The 7 Stages of Gift-Wrapping Grief
Here is a funny article for your entertainment. Enjoy!
The 7 Stages of Gift-Wrapping Grief: A Descent Into Madness

Every year, around the second week of December, a collective delusion washes over the population. We scroll through Instagram and Pinterest, beholding presents wrapped with the architectural precision of a Frank Gehry building. They have dried orange slices tied with twine. They have sprigs of real cedar tucked into velvet ribbons. Their corners are so sharp you could cut a steak with them.
And we think: “Yes. This year, this is who I am. I am an artisanal wrapper.”
We are lying to ourselves.
Wrapping gifts is not a festive craft unless you possess a PhD in engineering. You also need the patience of a saint. It is an endurance sport designed to test your will to live. It is a journey. A dark, sticky-tape-covered journey.
Here are the 7 inevitable stages of Gift-Wrapping Grief you will experience this holiday season.
Stage 1: The Pinterest Delusion (Optimism)
This phase usually happens in November. You are at Target. You see the aisles of coordinating papers—gold foil, matte hunter green, a whimsical reindeer print. Then you buy it all. You buy 600 yards of curling ribbon. You buy “gift tags” that cost $4 each because they are made of recycled birch wood.
You bring it home and lay it all out on the dining room table. You pour a glass of mulled wine. You put on Michael Bublé. “Look at this bounty,” you think. “My family will feel so cherished when they see these masterpieces. I might even make my own bows.”
You are young. You are naive. You still have hope.
Stage 2: The Spatial Awareness Test (Denial)
You select your first victim: a standard rectangular shirt box. Easy mode.
You roll out the paper. You place the box in the center. You eyeball it. You confidently slice the paper with your scissors—listen to that satisfying shhhhhhick sound!
You pull the paper up over the box. It is exactly two inches too short.
“No matter,” you whisper, entering denial. “I’ll just scoot the box over a bit.” You pull from the other side. Now that side is too short. You try to stretch the paper, as if paper is known for its elastic properties.
You solve this problem by cutting a thin ‘patch’ strip of paper. Then, you tape it over the gap. You hope no one looks at the bottom of the box.
Stage 3: The Corner Crisis (Frustration)
You have successfully covered four sides of the box. Now, the ends.
You have watched YouTube tutorials on how to do the “Japanese Department Store Fold.” You pinch the paper inward to create those crisp, diagonal triangles.
Yours do not look crisp. Yours look like the jowls of a very tired bulldog.
There is too much bulk paper. It’s bunching up. You try to trim it, but you cut too deep and expose the cardboard corner of the box. You gasp. You try to fold it again, pressing down with the force of a hydraulic press to make it stay flat. It springs back up immediately.
Stage 4: The Scotch Tape Betrayal (Anger)
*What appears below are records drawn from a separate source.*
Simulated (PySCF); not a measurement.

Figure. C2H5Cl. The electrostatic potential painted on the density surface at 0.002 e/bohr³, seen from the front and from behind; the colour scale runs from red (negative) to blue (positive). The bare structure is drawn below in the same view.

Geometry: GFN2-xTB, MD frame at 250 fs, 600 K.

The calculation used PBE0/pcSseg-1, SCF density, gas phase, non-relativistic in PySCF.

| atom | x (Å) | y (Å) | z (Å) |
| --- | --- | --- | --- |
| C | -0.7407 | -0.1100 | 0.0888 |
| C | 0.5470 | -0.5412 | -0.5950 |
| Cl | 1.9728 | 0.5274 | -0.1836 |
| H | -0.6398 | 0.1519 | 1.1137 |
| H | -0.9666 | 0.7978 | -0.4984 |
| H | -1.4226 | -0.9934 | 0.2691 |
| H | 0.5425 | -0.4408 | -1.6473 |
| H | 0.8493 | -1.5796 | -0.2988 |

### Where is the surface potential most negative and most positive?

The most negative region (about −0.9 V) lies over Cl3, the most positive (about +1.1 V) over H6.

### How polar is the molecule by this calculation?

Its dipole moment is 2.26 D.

You need tape to wrangle the bulldog jowls. You reach for the dispenser.
You cannot find the start of the tape roll. You spin it around repeatedly. You scratch at it with your fingernail like a raccoon trying to open a locked trash can.
When you finally find the edge, you pull a piece off. It immediately twists and sticks to itself in an unbreakable bond. You throw it away.
You pull another piece. You stick it to the present, but your finger is also stuck to the tape. As you pull your finger away, you rip the wrapping paper.
You are now using your teeth to dispense tape because you have lost the will to use tools. You are sweating. Michael Bublé has been replaced by heavy metal.
Stage 5: The Oddly-Shaped Object Meltdown (Bargaining)
You have finished the boxes. Now you look at the remaining pile. It contains: a basketball, a frying pan, and a large stuffed giraffe.
Who bought these things? (You did.)
You pick up the frying pan. You try to wrap the pan part, leaving the handle sticking out. It looks like a weapon. You try to wrap the whole thing, creating a massive, crinkly foil tent.
You start bargaining with the universe. “Please. If I can just find an old gift bag in the back of the closet, I promise I’ll volunteer at a soup kitchen.”
You do not find a gift bag. You roll the giraffe in paper like a giant burrito. Then you tie a ribbon around its neck. It looks distressingly like a chokehold.
Stage 6: The “Good Enough” Pivot (Exhaustion)
It is 1:45 AM. The mulled wine is gone—your back aches. You have run out of the nice gold foil paper.
You find a roll of “Happy Birthday” paper leftover from July. You turn it inside out so it’s just plain white.
You are no longer measuring anything. You are draping paper over objects and indiscriminately applying tape until the item is mostly obscured from view. The back of these presents looks like a crime scene of adhesive.
If a corner rips, you don’t patch it; you just slap a giant stick-on bow directly over the hole.
Stage 7: Radical Acceptance (Surrender)
The final stage. You look at the pile under the tree. There are three nice-looking ones in the front. Behind them is a graveyard of crumpled paper, excessive tape, and visible despair.
A feeling of calm washes over you. Not pride. Just the calm of knowing it’s over.
You realize that on Christmas morning, your family will tear through these hours of agonizing labor in approximately 14 seconds. They will do so like wild badgers. They won’t even pause to notice your failed corners.

You take the final present. It’s a stocking stuffer, oddly shaped like a potato. You would wrap a piece of scrap paper around it. You secure it with five staples because you lost the tape again. Then, you toss it under the tree.
“It’s the thought that counts,” you whisper, pouring another drink.
This made made me laugh out loud! It so perfectly describes my gift wrapping experience! It ranks right up there with decorating Christmas cookies!
My oldest daughter is a gift wrapping goddess, whom we try to match each Christmas, until the gift bags and plain shirt boxes cime out, requiring only a stick on bow.